You just can't escape all the media circus about the meltdown of the subprime mortgage market and predatory lending. Some of this is warranted as the greed from home buyers and home lenders alike fueled some crazy lending. "One Day out of Bankruptcy loans" was some of the marketing we'd receive from some of the subprime lenders. Would you borrow hundreds of thousands of your dollars to someone that just got out of bankruptcy one day ago?
I've also seen major abuses and fraud from the following: borrowers, mortgage companies, appraisers, and title companies. The exposure that is being brought to these practices is likely to continue with some big names taking the stage. What you think about some long-standing names in these industries will be changing. Remember when Enron was Wall Street's darling? Not so anymore huh? The same will be said of some real estate heavyweights when the dust settles.
What has me concerned today though is when the corrective actions go to far and stray from the objective at hand. Last night I finished reading proposed legislation from the Minnesota House of Representatives that will make ALL Stated Income, No Documentation, and Negative Amortization loans illegal in our state. This concerns me a ton.

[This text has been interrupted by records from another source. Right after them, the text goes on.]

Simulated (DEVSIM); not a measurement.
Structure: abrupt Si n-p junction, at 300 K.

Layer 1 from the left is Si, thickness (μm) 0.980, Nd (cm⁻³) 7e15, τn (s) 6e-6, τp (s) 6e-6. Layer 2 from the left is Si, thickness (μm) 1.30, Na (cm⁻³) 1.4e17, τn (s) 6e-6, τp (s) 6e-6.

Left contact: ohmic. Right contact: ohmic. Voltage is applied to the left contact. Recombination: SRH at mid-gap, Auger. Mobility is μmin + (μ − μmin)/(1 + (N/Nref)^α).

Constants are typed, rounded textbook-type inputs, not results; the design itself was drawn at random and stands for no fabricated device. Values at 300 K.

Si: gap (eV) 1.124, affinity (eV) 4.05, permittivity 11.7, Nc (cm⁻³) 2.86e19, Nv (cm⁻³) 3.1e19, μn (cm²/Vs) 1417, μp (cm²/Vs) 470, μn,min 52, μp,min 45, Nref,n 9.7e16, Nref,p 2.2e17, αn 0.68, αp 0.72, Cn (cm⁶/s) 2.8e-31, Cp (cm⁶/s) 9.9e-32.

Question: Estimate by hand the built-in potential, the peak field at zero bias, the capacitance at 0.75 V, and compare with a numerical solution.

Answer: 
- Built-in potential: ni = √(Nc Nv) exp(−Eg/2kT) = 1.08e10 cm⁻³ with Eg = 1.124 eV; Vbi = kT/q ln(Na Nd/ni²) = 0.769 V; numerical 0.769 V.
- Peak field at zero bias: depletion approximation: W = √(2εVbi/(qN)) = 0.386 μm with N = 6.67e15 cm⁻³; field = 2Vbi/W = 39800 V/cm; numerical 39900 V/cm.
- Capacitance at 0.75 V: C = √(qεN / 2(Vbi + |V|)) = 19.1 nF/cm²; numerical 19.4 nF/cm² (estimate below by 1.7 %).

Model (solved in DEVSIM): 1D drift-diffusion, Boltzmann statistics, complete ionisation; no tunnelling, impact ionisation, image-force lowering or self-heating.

The problems we are witness to today is not the fault of the LOAN PROGRAM, but of the application of it. Fault the borrower, loan officer, and lender alike maybe but not the program itself. It is similar to the debate of "guns don't kill people, people kill people."
In my mortgage planning practice I never advise someone to use a particular loan program unless they know the "why" behind why we are using it. Each loan program, when put into application for the purpose it was designed, does not cause problems. When borrower's flat-out lie about their income or loan originators don't fully explain the program parameters, or lenders relax guidelines to subprime borrowers (who by definition are less worthy credit risks) then you see the problems that appear today.
By eliminating these loan programs the government will effectively take away financing options for strong credit, self-employed borrowers. These folks are a vibrant part of our local economy with money to spend and demonstrated repayment traits.
The goal should be to stop abuse not limit choices. That's my two-cents.